The Association characterized its motion as a summary judgment motion seeking enforcement of a settlement agreement. When

the Association moved for summary judgment on March 12, 1986, I denied the motion because the Board had no chance to respond. I pointed out that a summary judgment motion is filed with the Chairman, who decides either to submit the motion to the Commission for a ruling or to refer it to the hearing examiner for consideration. N.J.A.C . 19:14-4.8(a). The Commission rules permit the moving as well as the responding party an opportunity to file briefs, affidavits and supporting documents. N.J.A.C . 19:14-4.8(b) and (c). A ruling on a motion for summary judgment is typically based on those documents. N.J.A.C. 19:14-4.8(d).

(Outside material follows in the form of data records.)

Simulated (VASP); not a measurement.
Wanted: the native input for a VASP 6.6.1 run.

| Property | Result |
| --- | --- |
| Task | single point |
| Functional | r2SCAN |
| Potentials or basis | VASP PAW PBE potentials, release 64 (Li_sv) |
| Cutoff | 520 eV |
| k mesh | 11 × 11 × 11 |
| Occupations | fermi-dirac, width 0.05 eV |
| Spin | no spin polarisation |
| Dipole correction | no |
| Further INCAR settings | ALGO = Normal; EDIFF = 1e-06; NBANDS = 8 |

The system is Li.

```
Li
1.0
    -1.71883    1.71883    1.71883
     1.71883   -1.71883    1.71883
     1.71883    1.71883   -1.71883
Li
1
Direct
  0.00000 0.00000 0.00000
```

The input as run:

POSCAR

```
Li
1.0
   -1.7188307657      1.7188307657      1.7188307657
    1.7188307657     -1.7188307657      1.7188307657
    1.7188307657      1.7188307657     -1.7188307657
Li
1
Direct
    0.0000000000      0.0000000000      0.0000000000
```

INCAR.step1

Here, the parties agreed that, in order to avoid the delay which may have resulted from obtaining affidavits, filing briefs and transferring the case to the Commission, they would proceed by taking testimony on the amended charge, with the understanding that a decision on it could result in a resolution of the entire matter. My ruling was based on the parties' pleadings, the uncontroverted testimony of Dr. Abrams and the representation by the Board that it had no other evidence to submit on the amendment. The parties argued orally. The Board did not object to the form of the motion when it was renewed at the conclusion of Dr. Abrams' testimony, nor did it assert that it was prejudiced by the failure to litigate the merits of the original charge. Both parties waived their right to file briefs. My ruling, though couched in terms of a ruling on a motion for summary judgment, could be characterized as a typical hearing examiner's decision, based on a complete record on the amended charge.


In granting the motion, I applied the standards set forth in N.J.A.C . 14-4.8(d). I concluded that no genuine issues of material fact existed. This conclusion was based on the credible, uncontroverted testimony of Dr. Abrams, the Superintendent of Schools, and the assertion by the Board that it had nothing further to present on the issues raised in the amended charge.

The distilled, uncontroverted facts are that, to settle an unfair practice charge, the parties agreed to meet and negotiate the issue of evaluation procedures and the Board subsequently refused to do so. I held, as a matter of law, that the Association was entitled to the relief it sought - enforcement of the settlement agreement. The remainder of this decision explains my legal conclusion.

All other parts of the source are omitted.